1. Introduction
Farmland classification, including crop classification, is essential for agricultural monitoring, yield estimation, and policy-making. Advances in satellite-based remote sensing have enabled accurate mapping of farmland distribution and characteristics over extensive areas, greatly enhancing resource management and decision-making [
1].
Early remote sensing-based farmland classification mainly employed pixel-wise classification methods [
2]. However, these methods have notable drawbacks, including “salt-and-pepper” noise resulting from isolated misclassified pixels and difficulty handling mixed pixels [
3]. To overcome these limitations, Object-Based Image Analysis (OBIA) emerged as an alternative. OBIA segments satellite images into meaningful objects (e.g., parcels) and classifies these based on statistical features such as the mean Normalized Difference Vegetation Index (NDVI), texture, and area, typically using traditional machine learning algorithms [
4,
5].
Recently, convolutional neural network (CNN)-based deep learning techniques have increasingly been applied to farmland classification. These approaches can be broadly categorized into two types: (i) methods that first extract field boundaries and subsequently classify each parcel using CNNs [
6,
7,
8,
9] and (ii) end-to-end segmentation models that directly learn from pixel-level data to predict land cover classes for entire images [
10,
11,
12]. In parallel, research focusing on precise field-boundary extraction has gained traction [
13,
14,
15,
16], aiming to improve object definitions within classification pipelines.
Alongside these technical advances, numerous studies have reported that not only the design of model architectures but also non-architectural factors—such as the composition of training samples, data sampling methods, and pretraining strategies—can play a significant role in improving classification performance [
17,
18,
19,
20]. Based on this perspective, the present study aims to improve performance by refining the method of training for data extraction while preserving the model architecture.
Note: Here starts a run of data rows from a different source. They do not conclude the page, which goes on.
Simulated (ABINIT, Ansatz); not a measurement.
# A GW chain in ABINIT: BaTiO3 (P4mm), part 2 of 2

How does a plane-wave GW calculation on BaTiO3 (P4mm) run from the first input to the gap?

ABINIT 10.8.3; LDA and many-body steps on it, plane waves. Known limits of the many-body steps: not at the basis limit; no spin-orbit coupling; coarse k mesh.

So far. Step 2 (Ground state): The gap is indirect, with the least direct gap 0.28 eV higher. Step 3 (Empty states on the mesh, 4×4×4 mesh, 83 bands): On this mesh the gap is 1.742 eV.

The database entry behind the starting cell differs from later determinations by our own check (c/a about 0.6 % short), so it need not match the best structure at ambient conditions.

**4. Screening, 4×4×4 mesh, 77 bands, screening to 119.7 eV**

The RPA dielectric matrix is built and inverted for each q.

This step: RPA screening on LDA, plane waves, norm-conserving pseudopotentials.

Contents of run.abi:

Farmland classification is also particularly sensitive to temporal and regional variability. Even identical crop types can exhibit significant spectral and textural differences, driven by variations in growth stages, soil properties, and climate conditions across regions [
21]. These factors critically impact the generalization ability of classification models, emphasizing the need for methods that maintain robust performance across spatio-temporal variations. To address this need, the present study aims to develop a farmland classification model capable of strong generalization—both spatially and temporally.
Class imbalance is among the most significant challenges in farmland classification. Due to variations in crop cultivation areas influenced by region, season, and agricultural policies, farmland datasets often exhibit highly imbalanced class distributions. This trend has also been observed in previous studies, where farmland data were found to be heavily skewed toward a few dominant crop types, while rare crops appeared only sparsely [
22]. For instance, staple crops such as rice and barley typically occupy large portions of agricultural datasets, whereas specialty crops like ginseng or nursery fields appear far less frequently—a pattern observed in our experimental dataset as well.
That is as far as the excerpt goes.